It is almost time for Fox Sparrow to leave.

Yesterday a red cargo ship full of containers from Asia approached our coast. It happened on a glassy, high-blue light day as the Bay Area can be in February, so that even the frothy wakes along the ship could be seen crisply miles away. And how the crew must have seen the land from miles away also, how that green and gray brown alights after a month at sea. The welcome that builds after days of an interminable emptiness on the horizon, in every direction. Maybe a terror of openness, but the warmth of possibility. Lonely yes, but connected to the ocean and the sky, feeding on inward mornings and memory — connected to all things, connected even by our loneliness. To be on an endless sea — yet, as Caroline said, to feel lucky waking in the morning unafraid, to get up with the desire to get up, for another day of open and empty horizons.

After ten epic years at war, and ten more at sea, Odysseus reaches home where no one can recognize him except his dog. He is washed by his childhood nanny, who discovers a scar on his thigh, revealing his identity. His scar is the doorway to homecoming.

How life’s experiences, like words, cut and divide while gathering its skins into a scar.

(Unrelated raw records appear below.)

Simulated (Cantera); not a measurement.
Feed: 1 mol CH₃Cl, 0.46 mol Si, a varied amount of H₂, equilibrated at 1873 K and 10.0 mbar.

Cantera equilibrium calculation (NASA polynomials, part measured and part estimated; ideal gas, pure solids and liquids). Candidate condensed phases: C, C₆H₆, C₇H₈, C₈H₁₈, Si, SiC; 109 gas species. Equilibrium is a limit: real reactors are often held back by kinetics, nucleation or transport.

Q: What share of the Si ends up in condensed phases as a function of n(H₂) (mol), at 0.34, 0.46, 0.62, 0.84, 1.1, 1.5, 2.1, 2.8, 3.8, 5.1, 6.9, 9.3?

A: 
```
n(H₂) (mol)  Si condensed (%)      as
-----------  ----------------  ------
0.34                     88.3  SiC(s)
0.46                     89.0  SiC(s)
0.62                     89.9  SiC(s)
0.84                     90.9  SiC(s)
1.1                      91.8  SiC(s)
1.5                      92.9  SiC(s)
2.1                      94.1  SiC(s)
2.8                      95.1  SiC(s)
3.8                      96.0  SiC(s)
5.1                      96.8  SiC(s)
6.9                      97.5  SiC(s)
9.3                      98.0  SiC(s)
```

I hope while at sea, I would delight in the unrepeatable colors, and how ocean water defies all predictable pattern, and what fog can create with light. That I would relish in all the inks and brushes I have, not analyze those I don’t. And maybe there is a bird, the courageously pelagic amongst us. At home without terra firma, the beings of the utmost unhousedness.

Does anyone else wonder where Fox Sparrow is when he is not at my feeder?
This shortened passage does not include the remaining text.